Sunday, September 25, 2011

Obama campaign courts women’s vote by exploiting Hillary Clinton’s strong leadership

Secretary Clinton speaks at the host breakfast to honor women entrepreneurs who attended the Presidential Summit on Entrepreneurship in the Franklin Room at the State Department. State Department Photo by Michael Gross.

So I didn’t notice that President Obama began his midwest bus tour in the Twin Cities, the home of Katalusis, until Rick Stafford, an old friend from way back, posted on Facebook: “Had the opportunity to visit with President Obama today at the American Legion Convention in Mpls. My advice to him was to be very, very bold with JOBS, JOBS, JOBS ideas!”

Good advice, Rick, given the toll the economy is taking on Obama’s poll numbers.

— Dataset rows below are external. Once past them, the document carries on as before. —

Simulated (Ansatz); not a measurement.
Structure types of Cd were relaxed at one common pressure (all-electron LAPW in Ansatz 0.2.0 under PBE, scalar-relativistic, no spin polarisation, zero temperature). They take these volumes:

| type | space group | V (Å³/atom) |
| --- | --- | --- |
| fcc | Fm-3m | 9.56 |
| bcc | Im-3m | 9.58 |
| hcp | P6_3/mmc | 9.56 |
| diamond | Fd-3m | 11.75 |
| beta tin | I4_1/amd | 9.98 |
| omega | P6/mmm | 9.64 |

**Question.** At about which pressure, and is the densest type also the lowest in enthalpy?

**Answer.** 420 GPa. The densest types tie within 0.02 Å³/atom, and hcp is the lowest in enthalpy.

Evidently the Obama campaign is struggling to ignite the electorate, even among ethnic minorities and core liberals. According to Peter Wallsten at the Washington Post:

President Obama’s campaign is developing an aggressive new program to expand support from ethnic minority groups and other traditional Democratic voters as his team studies an increasingly narrow path to victory in next year’s reelection effort.

The program, called “Operation Vote,” underscores how the tide has turned for Obama, whose 2008 brand was built on calls to unite “red and blue America.” Then, he presented himself as a politician who could transcend traditional partisan divisions, and many white centrists were drawn to the coalition that helped elect the country’s first black president.

Wallsten describes what the campaign plans to do about the tidal change in the electorate:

Operation Vote will function as a large, centralized department in the Chicago campaign office for reaching ethnic, religious and other voter groups. It will coordinate recruitment of an ethnic volunteer base and push out targeted messages online and through the media to groups such as blacks, Hispanics, Jews, women, seniors, young people, gays and Asian Americans.

The inclusion of women among those groups hit home:

A women’s page features a photo gallery of high-level female administration officials under the headline “Barack Obama’s Strong Leaders,” including Secretary of State Hillary Rodham Clinton, Homeland Security Secretary Janet Napolitano and senior adviser Valerie Jarrett.

Here’s a news flash for the Obama campaign: Hillary Clinton took the job of secretary of state to serve her country, not to have her hard work and leadership exploited to win the women’s vote in 2012 by the same Democratic Party leaders who gave a thumbs up to the sexism and misogyny she endured in 2008; it's no thanks to them that Secretary Clinton is now the most popular politician in America. Um, that's the same female presidential candidate in 2008 that the DNC labeled as "too polarizing."